Tuesday, November 30, 2010

hopeless.. i HOPE not!

I’m searching for someone on the net. I’m looking for that person that might help us on our problem (family as usual). But as I search I just figured out.. That person even got problem to face. I’m feeling hopeless. I just don’t know what to do. His the only person that might help us with this kind of situation but even him got a bigger problem to fix.

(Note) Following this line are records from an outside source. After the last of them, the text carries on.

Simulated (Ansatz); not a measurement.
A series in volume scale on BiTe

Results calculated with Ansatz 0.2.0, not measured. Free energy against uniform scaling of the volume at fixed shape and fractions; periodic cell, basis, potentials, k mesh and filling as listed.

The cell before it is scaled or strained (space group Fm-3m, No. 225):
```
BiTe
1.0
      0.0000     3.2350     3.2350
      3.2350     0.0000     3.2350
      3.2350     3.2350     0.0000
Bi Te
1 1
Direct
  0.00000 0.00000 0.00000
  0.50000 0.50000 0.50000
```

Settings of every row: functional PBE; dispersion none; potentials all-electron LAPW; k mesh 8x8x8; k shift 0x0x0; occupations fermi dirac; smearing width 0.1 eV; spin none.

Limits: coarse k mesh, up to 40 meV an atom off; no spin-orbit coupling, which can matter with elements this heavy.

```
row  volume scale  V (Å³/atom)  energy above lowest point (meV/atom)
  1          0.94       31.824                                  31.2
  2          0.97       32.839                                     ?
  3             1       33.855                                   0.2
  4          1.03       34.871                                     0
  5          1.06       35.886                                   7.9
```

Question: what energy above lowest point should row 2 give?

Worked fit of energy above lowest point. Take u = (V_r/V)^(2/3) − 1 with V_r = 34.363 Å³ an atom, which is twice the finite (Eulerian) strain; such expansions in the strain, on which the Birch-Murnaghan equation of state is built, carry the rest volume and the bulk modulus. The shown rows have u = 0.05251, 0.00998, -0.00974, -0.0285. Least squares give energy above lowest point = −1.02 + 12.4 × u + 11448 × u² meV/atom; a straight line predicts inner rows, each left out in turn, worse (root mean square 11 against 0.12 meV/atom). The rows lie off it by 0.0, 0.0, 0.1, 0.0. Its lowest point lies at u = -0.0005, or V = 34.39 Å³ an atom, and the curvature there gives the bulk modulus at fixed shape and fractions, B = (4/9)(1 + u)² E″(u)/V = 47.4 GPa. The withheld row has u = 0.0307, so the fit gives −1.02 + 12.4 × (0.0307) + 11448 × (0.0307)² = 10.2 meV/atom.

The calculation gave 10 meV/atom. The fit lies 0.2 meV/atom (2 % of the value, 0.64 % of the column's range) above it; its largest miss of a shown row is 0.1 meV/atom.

GOD, could you please send me a sign? I just don’t know what else I can do.. I’m just so frustrated-nearly desperate to solve this.
*sigh*
P.S.
I/We really needs prayers.

Sunday, November 28, 2010

great news of the DAY. ♥

It's a great morning when I woke up. Seeing the bright sun shining on me and feels it heat on my face.. because it's already 9:30 AM. Wahaha. I haven't slept that late since our family problem started a month ago. It's a brand new day. Thank God he let me woke up and have another day. :)

This day is a great day for me. I can say. Because God had given me another hope for my problems for the second time. He just sent angels on me.

***

Upon waking up, I sat beside my mother (on the floor because we don't have table) and ate breakfast. Yummy sinigang na buto-buto. :) our small room is so messy. I can't think how to clean up the whole mess. My youngest brother's running around. Gone outside then came back running again. He was just so annoying and he's making me mad. But I don't bother. I'm not in the mood to make my brother cry. *sigh* think. Think. Think. What am I gonna do for the whole day? It's Bonifacio Day today and it's Holiday. Crap! I'm supposed to have a double pay shift today if my Boss let me have a duty today. *sigh* Now what? I have nothing to do at our house. I went outside to find my younger siblings. They should help me clean up the mess. But before I get inside the my greatest angel came. Mommy Nene. She's there because I have to pay her for the rent of the house but the problem is I have no money. I'm so shy to face her because I know I can't pay her right away. But she's so nice. She didn't get angry when I told her that I'll be paying her on the 14th of December (it's my Christmas bonus that I'm going to use for the payment). The problem for the rent is cleared. Thanks God. =)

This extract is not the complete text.